Google announced on Friday that Google+ users will soon begin to see Google+ posts in their Google Search results.
When you're searching Google for, say, a restaurant, you might see that some results include content shared publicly by members of your Google+ Circles.
Kamdar detailed the new tool thus:
Let’s say I’m logged into my Google Account, and I search on Google for [uncle zhou queens]. I’ve heard a lot of great things about this restaurant, and we’re visiting NYC soon, so we want to figure out all the best eats in town. I also happen to have Andrew Hyatt in one of my Google+ circles. Oh, and it turns out he just made a public post on his Google+ account about Uncle Zhou in Queens [...] Now not only do I get some great reviews on the web, I get a review from a friend about a restaurant with recommendations about what dishes to order.

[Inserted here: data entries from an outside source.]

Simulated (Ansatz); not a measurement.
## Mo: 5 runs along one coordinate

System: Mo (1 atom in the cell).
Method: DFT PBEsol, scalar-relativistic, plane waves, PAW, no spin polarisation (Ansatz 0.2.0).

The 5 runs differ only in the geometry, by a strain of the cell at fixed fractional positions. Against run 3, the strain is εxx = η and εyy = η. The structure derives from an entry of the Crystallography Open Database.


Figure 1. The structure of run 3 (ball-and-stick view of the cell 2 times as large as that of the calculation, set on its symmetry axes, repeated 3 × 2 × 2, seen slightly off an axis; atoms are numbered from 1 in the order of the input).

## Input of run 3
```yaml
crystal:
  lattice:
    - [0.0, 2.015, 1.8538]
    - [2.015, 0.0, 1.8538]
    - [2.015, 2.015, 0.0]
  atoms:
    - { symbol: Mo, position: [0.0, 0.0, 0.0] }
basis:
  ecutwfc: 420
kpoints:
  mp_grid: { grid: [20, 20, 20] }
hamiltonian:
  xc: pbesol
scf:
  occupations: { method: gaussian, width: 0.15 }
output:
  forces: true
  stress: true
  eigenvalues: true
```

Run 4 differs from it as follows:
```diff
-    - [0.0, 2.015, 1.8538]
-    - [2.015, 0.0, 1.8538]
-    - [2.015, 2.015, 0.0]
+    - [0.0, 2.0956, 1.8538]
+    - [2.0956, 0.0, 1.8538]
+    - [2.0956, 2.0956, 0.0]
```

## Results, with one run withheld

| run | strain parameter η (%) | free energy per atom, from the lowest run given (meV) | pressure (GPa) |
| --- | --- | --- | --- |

Check out an example of what Google+ content looks like when attached to a Google Search result:
This new feature will roll out to Google+ users "over the coming days," wrote Kamdar, noting also that private Google+ posts will not appear in Google Search.
Google plans to further integrate its social network into search results by reintroducing Realtime Search, a recently axed feature that drew heavily from posts on Twitter. "Our vision is to have google.com/realtime include Google+ information along with other realtime data from a variety of sources," a Google rep said in July, shortly after the search tool disappeared.
Back in February, Google updated its Social Search feature to enrich Search results with content from Google Account users' friends on Blogger, YouTube, Quora, Flickr, Google Reader, Twitter and others social sites. This was prior to the launch of Google+, and some wondered at the time about the usefulness of placing content from social networks into search results.
The recent addition of Google+ content won't fundamentally change Social Search. As explained by Search Engine Land:
Google Social Search continues to operate as before. Things shared socially at places like Twitter and Facebook by those you’re connected with may appear with annotations and rank better in results. [...] The main difference is, as Google’s post says, is that things you share on Google+ itself are now part of the mix.
Google+ has grown at an astonishing rate since its launch in late June. An August study released by comScore found Google+ to be the fastest-growing social network ever. Indeed, at the time of the study, Google+ had amassed 25 million members.
And Google isn't resting on its laurels when it comes to growing the site. Thursday saw the launch of Google+ Games, a social gaming network that includes titles like 'Angry Birds' and 'Bejeweled.' Among the list of developers jumping on board with Google+Games was Zynga, Facebook's gaming cash cow.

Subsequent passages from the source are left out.